Background & Motivation¶

Background: Video diffusion models (VDMs) are advancing rapidly. Models such as CogVideoX and Open-Sora can generate realistic videos from a single image and a text prompt, introducing severe risks of deepfake misuse.

Limitations of Prior Work: - Existing defenses primarily target text-to-image generation or specific architectures (e.g., SVD), with limited validation on large-scale DiT/MMDiT models; - RGB-space perturbations are easily eliminated during multi-step denoising, resulting in insufficient robustness; - Most methods only attack the final output (VAE encoding or the tail of the denoising network), neglecting intermediate feature propagation.

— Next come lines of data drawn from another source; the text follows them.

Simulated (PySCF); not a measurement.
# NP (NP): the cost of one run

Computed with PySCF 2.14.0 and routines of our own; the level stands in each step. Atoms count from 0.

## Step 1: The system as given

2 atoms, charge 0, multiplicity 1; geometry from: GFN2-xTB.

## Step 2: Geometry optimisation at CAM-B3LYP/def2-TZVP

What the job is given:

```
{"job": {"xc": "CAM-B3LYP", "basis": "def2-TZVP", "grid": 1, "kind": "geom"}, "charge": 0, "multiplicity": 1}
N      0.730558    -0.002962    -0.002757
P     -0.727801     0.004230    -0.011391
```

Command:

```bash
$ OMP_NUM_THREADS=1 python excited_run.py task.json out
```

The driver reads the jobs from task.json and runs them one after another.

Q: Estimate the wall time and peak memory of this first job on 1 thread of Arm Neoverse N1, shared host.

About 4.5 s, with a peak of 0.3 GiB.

Key Challenge: VDMs possess larger capacity and stronger temporal modeling; conventional perturbation strategies struggle to effectively interfere with them—necessitating deeper disruption strategies.

Key Insight: A two-pronged approach—optimizing perturbations in a more robust non-RGB space, while identifying semantically rich layers within the network and selectively disrupting their feature propagation.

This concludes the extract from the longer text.